Citation Numbers: 281 A.2d 401, 116 N.J. Super. 195
Judges: Schalick
Filed Date: 7/27/1971
Status: Precedential
Modified Date: 3/3/2016
Superior Court of New Jersey, Law Division.
*197 Mr. John R. Bennie for the plaintiff.
Mr. Martin A. Herman for defendant Planning Board of Borough of Glassboro (Messrs. Herman, Pearson & Dubler, attorneys).
Mr. Harris Y. Cotton for defendants Mayor and Council of Borough of Glassboro, Wesley Myers and Robert Adams (Messrs. Falciani, Cotton, Chell & Stoinski, attorneys).
SCHALICK, A.J.S.C.
This is an action in lieu of prerogative writ brought by the plaintiff, Angelo R. Molino, a building contractor, against the Planning Board, the Borough Council, the Building Inspector, and the Zoning Officer of the Borough of Glassboro to invalidate an ordinance enacted on February 10, 1970, which amends the Borough Zoning Ordinance affecting apartment house construction. The plaintiff also seeks to compel the granting of site plan approval for plans to erect 172 garden apartment units which would constitute the second section of an existing, adjacent *198 apartment complex known as Hollybush Gardens and to require the Borough officials to issue the necessary zoning and building permits for the project.

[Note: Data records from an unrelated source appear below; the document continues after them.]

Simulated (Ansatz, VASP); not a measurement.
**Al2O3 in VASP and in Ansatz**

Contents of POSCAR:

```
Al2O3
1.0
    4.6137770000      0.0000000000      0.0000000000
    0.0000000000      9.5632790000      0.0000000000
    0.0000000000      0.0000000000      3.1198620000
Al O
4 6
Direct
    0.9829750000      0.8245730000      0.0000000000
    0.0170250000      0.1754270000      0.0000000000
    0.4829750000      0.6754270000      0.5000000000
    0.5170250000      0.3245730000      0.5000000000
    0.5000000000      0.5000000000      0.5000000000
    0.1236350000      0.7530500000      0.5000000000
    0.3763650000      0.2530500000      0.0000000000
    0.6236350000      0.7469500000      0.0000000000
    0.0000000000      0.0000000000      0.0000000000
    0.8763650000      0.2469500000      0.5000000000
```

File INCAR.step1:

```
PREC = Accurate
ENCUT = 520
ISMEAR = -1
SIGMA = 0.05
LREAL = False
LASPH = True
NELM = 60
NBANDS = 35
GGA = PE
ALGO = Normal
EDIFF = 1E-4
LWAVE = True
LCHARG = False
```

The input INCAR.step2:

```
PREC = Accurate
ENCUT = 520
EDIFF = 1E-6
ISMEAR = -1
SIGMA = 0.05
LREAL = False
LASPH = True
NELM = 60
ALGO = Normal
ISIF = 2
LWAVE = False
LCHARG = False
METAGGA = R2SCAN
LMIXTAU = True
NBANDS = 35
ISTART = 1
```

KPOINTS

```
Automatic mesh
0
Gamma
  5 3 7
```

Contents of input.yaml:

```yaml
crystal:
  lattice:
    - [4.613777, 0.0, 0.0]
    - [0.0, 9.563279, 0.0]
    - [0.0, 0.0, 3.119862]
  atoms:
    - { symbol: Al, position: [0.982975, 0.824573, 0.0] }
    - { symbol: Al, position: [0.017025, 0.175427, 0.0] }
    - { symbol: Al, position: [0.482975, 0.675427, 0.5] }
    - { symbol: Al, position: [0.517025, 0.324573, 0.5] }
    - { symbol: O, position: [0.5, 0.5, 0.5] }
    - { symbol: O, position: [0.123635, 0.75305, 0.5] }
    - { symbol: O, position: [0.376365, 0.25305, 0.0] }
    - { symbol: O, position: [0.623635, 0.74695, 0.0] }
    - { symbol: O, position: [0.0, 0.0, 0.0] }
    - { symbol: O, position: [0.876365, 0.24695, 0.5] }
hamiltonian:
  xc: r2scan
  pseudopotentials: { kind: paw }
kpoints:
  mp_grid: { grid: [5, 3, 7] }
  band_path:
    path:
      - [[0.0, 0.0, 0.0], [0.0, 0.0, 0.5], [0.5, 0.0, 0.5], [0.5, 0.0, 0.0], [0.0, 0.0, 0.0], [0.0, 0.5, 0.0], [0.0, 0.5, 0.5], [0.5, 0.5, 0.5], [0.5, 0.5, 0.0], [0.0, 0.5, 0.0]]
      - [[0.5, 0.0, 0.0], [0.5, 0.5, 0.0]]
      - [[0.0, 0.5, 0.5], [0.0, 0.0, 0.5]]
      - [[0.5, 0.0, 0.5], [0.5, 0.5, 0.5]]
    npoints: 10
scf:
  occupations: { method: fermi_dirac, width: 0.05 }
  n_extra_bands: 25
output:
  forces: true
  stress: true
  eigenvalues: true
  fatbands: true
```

The plaintiff, during 1966, contemplated the building of an apartment project. In consultation with the government agency, a site was selected consisting of 17.5 acres on the west side of Delsea Drive in the borough. At the inception 324 garden apartment units were proposed, but meetings with the Planning Board narrowed the proposal to 252 units to meet local requirements.
In 1967, site plans for a 252 unit project were submitted to the Federal Housing Administration, but this agency would only finance at that time 80 units. A suggestion was made that if the accepted project proved successful, the remaining 172 units would then be considered. During the same year the Planning Board approved the 80 unit project as Hollybush Gardens, and zoning and building permits were issued.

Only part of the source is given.